Lanier was traded to Milwaukee in the middle of the 1979-80 season. He enjoyed one more All-Star honor with the Bucks, with whom he experienced his first ever conference finals in 1984. That wound up being his final season in the NBA, but Milwaukee didn’t let the calendar year flip before raising his No. 16 to the rafters.



Pete Maravich

Maravich’s wizardry led to points for his team while leaving opponents scratching their heads.

Number retired by: Hawks (No. 44), Jazz (No. 7), Pelicans (No. 7)

One of the most gifted ball-handlers of all time, “Pistol Pete” began his NBA career in Atlanta. In his four years with the Hawks, Maravich was twice named an All-Star and averaged 23 ppg or better in three of those seasons.

Take a look back at Pete Maravich’s career

A trade to the then-New Orleans Jazz in 1974 saw Maravich earn three more All-Star nods, as well as All-NBA honors and a scoring title. While his playoff success never matched his talent (he played in 26 career postseason games), Maravich remains an icon for basketball fans who remember or want to see the endless possibilities of a basketball in hand. His instinctual talent for misdirection and improvisation saw his No. 44 retired in Atlanta and his No. 7 with the Jazz. The New Orleans Pelicans franchise, though technically not the team for which Maravich played, also immortalized his No. 7.


Moses Malone

First time, second, third, fourth… every rebound seemed to belong to Moses Malone.

Number retired by: Rockets (No. 24), 76ers (No. 2)

Too often, Malone’s name goes unmentioned in conversations of all-time great big men. Fans in Houston and Philadelphia know better. The Rockets enjoyed Malone’s rebounding talent for six seasons, a stretch that saw Malone win two MVP awards and the team make its first trips to the conference finals and Finals.

Malone was traded to Philadelphia in 1982, joining a 76ers team fresh off a Finals defeat to Abdul-Jabbar and the Lakers. With Malone aboard, Philly tore through the competition and prompted their new MVP center to predict a “fo, fo, fo” sweep of the playoffs. He was only one loss off, as the 76ers blasted their foes — including the Lakers in The Finals — en route to the 1983 title.


Earl Monroe

Monroe was as brave as he was fearless, making him an instant favorite in both Baltimore and New York.
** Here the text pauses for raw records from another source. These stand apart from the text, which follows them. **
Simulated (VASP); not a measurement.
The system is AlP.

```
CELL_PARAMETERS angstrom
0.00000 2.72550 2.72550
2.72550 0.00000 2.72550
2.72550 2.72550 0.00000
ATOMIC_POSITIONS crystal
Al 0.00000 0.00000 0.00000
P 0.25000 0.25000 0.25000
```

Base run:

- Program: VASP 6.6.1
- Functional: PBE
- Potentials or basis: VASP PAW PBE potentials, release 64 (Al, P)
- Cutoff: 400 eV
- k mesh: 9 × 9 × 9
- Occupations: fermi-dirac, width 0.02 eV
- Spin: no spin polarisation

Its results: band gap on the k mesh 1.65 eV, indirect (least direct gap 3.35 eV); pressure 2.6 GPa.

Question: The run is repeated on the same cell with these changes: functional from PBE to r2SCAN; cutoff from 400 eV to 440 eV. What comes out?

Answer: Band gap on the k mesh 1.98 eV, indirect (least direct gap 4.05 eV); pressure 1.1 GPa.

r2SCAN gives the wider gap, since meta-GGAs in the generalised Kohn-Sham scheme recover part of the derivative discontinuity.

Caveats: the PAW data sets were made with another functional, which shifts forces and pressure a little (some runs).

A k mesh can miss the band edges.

Number retired by: Wizards (No. 10), Knicks (No. 15)

In a league dominated by big men, “Earl the Pearl” proved that the small could indeed topple the tall. The 6-foot-3 guard dazzled his way to the rim in four seasons with Baltimore, where he won Rookie of the Year honors and a pair of All-Star appearances. Monroe led the team in scoring in 1970-71, a season highlighted by the then-Bullets’ first trip to The Finals.

A trade to New York saw Monroe team up with Walt Frazier to form the “Rolls Royce Backcourt.” The dynamic guard duo led the Knicks to their second title in four season, culminating in a five-game Finals coronation over the star-studded Lakers. “The Pearl” earned another pair of All-Star appearances before retiring with the Knicks in 1980.


Dikembe Mutombo

Few things were less likely to succeed than a shot near Dikembe Mutombo.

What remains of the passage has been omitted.